Takeo chopsticks offer locally sourced green alternative

The vast majority of reusable bamboo chopsticks are imported; meaning the environmental cost of transporting them can sometimes outweigh the benefits that come with avoiding cheap disposable cutlery. One man in Takeo province is slowly restoring that balance.

Sim Sothy says his products are every bit the equal of the imported products that are gaining favour with the eco-conscious in the Kingdom.

The 41 year old established his manufacturing concern – Khmer Bamboo Chopsticks Handicraft – five months ago, in Traing district’s Samnorkmao village of Thloak commune.

Although he is proud that he has created employment opportunities in the village, he has larger goals.

“I want to cultivate the mindset of Cambodian people to take advantage of the Kingdom’s existing raw materials. There are so many resources around us that can be used for our advantage,” he said.

“I also want more and more Khmer to turn to local products. The number of Cambodians who are using local produce – whether bananas or cassava, for example – to produce items as diverse as kramas or jewellery is astonishing. They are of the same quality as imported goods. I think it is a clear sign of how the Kingdom has embraced education in all fields,” he added.
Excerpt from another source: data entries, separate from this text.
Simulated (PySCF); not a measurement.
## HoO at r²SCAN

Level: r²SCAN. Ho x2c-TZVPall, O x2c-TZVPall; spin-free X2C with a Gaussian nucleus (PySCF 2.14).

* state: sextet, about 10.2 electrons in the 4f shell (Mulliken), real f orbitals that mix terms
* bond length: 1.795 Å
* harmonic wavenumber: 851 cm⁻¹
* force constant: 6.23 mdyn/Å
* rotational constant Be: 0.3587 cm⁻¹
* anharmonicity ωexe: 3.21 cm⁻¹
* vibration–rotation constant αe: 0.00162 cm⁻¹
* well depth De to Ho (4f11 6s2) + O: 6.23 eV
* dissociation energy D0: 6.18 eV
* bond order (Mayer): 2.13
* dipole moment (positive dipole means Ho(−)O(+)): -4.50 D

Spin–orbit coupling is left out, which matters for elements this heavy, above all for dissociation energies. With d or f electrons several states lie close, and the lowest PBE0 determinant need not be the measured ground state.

Sothy explained that his products were slowly gaining market share. Although so far, he only sells them in Takeo, many local people are becoming customers of his firm.

“I am always pleased to see local people supporting local products. One more advantage of my chopsticks is that they are chemical free – I care about people’s health more than money,” he said.

Sothy said that he obtains bamboo from Kampong Speu and Kratie provinces, as its light coloured texture suits his designs.

“The Takeo bamboo is darker, and often contains ants’ nests,” he explained. “The bamboo shoots are first split by a machine and then dried in the sun for four or five days. Once dried, they are cut to length before being polished.”

He added that his splitting, polishing and packaging machinery was all imported from China. In a single day he can produce up to 30 boxes of chopsticks, each of which contains 40 packages of 24 pairs of chopsticks – a whopping 28,800 pairs.

“Each box sells for 26,000 riel. We are seeing demand grow, as more and more people learn that my products are chemical free,” he said.

“We could increase production if we used a machine to dry out the split bamboo stalks, but I prefer the natural approach. I think more and more Cambodians are starting to feel the same way,” he added.

At present, Sothy employs ten local people at his factory.

“I am proud that they are local people and that I am making a small contribution to reducing migration away from the province,” he said.

Som Chanthol, chief of Thloak commune, told The Post that he was pleased that Sothy was providing employment to local people.

“It is always hard to be far away from home, so it is great that they can find work here,” he said. “It is perfect for them. It is close to their homes, so when they finish work, they can spend time with their families and even do some farming.”